This month’s Bright Spot comes from educators in Tuckahoe, Ossining, the Hallen School, SAIL at Ferncliff, Byram Hills, ARC of Putnam preschool and the NYSED Special Education Quality Assurance (SEQA) office, who attended the RSE-TASC training on Evidence-Based Practices for Self-Contained Settings.

What were students with disabilities able to achieve?

Participants in this three-day training implemented multiple evidence-based strategies between sessions and shared that, as a result, their students were able to increase productivity, increase time on task, increase appropriate classroom behaviors (thus reducing loss of instructional time due to removals from class), engage more appropriately at job sites, work more independently, and increase and improve social interactions with peers.

What practices or systems made this possible?
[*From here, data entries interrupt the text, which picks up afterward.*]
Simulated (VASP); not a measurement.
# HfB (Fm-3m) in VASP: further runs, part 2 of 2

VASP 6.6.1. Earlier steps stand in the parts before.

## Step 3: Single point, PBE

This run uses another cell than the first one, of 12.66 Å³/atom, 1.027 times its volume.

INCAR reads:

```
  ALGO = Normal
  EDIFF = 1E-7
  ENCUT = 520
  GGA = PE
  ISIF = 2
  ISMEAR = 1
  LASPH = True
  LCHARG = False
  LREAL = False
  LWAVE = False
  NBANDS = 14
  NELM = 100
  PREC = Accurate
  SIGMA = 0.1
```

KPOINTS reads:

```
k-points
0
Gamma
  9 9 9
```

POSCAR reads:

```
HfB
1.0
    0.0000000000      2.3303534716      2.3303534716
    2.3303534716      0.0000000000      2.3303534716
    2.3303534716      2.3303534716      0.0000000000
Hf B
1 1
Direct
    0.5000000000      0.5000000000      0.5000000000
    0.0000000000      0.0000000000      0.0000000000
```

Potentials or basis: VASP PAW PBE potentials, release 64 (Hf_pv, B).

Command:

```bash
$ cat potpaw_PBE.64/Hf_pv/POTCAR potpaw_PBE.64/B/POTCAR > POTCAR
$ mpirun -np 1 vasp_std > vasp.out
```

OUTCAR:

Participants learned about three powerful evidence-based practices:

  1. Plan-Do-Study-Act (PDSA): Using multiple types of data to identify student specific goals and monitor progress toward attainment of the goals using Active Engagement Plans
  2. Functional Communication Training: Using data to identify the function of the behavior and then teaching a replacement behavior that includes appropriate communication strategies
  3. Self-Management: Teaching students to develop their own goals and monitor their own progress toward attainment

What can we learn from this Bright Spot?

In their evaluation, multiple participants identified the value of using PDSA across all aspects of their teaching.  When you plan and implement a new instructional strategy (Plan-Do); collect specific data on the impact on students in an on-going manner and use that data to learn whether it is working (Study), and how to improve the strategy (Act), it is a win all the way around!